This line from the New York Times article, "Wal-Mart's P.S. war", Lisa Featherstone gives a few very strong reasons as to why Wal-Mart has such a bad reputation. These few examples can make the average consumer feel as if Wal-Mart is not worthy of their dollars. It is for this reason that I understand why Wal-Mart goes through such great lengths to restore their tarnished image.

In a 2006 New York Times article, "Wal-Mart enlists bloggers in P.R. campaign", Michael Barbaro explains how Wal-Mart uses one of the most influencial technological advances, blogging, to better their image.

"Wal-Mart is increasingly looking beyond the mainstream media and working directly with bloggers, feeding them exclusive nuggets of news, suggesting topics for postings and even inviting them to visit its corporate headquarters."

Barbaro revealed how Wal-Mart uses bloggers as a means to get the message out that Wal-Mart isn't so bad. From reading Featherstone's article it made me realize why Wal-Mart would go to such great lengths to better their image, because the American public has many reasons as to why they shouldn't shop at Wal-Mart.

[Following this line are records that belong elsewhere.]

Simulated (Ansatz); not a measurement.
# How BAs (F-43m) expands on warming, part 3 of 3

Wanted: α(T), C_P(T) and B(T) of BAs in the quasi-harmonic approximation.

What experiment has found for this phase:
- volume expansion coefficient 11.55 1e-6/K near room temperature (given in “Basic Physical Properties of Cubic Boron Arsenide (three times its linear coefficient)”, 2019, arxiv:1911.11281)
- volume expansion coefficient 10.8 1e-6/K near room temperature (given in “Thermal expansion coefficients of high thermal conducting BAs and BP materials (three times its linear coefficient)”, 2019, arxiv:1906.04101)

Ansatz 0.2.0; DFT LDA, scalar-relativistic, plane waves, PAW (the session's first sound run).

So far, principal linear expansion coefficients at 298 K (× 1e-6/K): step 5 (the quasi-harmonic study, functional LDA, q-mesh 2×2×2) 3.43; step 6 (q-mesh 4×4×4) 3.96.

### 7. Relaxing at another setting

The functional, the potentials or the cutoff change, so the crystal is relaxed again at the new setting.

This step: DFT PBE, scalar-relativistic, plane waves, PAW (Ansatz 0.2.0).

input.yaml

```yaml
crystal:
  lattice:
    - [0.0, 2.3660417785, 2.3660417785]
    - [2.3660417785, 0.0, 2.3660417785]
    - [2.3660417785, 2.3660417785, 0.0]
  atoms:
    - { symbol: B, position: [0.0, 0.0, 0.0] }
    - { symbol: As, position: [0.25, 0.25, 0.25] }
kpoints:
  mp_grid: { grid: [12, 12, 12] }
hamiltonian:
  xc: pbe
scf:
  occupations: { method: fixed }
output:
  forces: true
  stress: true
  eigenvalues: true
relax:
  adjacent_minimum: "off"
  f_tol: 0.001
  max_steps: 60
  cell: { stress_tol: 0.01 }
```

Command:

Blogger A. Mattson said...

Lisa Featherstone's article is from Salon not the New York Times. Featherstone made you realize that Wal-Mart had a serious PR problem. What is one specific example and how did Wal-Mart respond?

Second, you also raised the issue of blogging as a PR problem and a potential PR solution. You chose a good quotation from the Barbaro article. How has the use of the blogsphere helped corporate communicators to manage the corporate image? What are the pitfalls of this approach?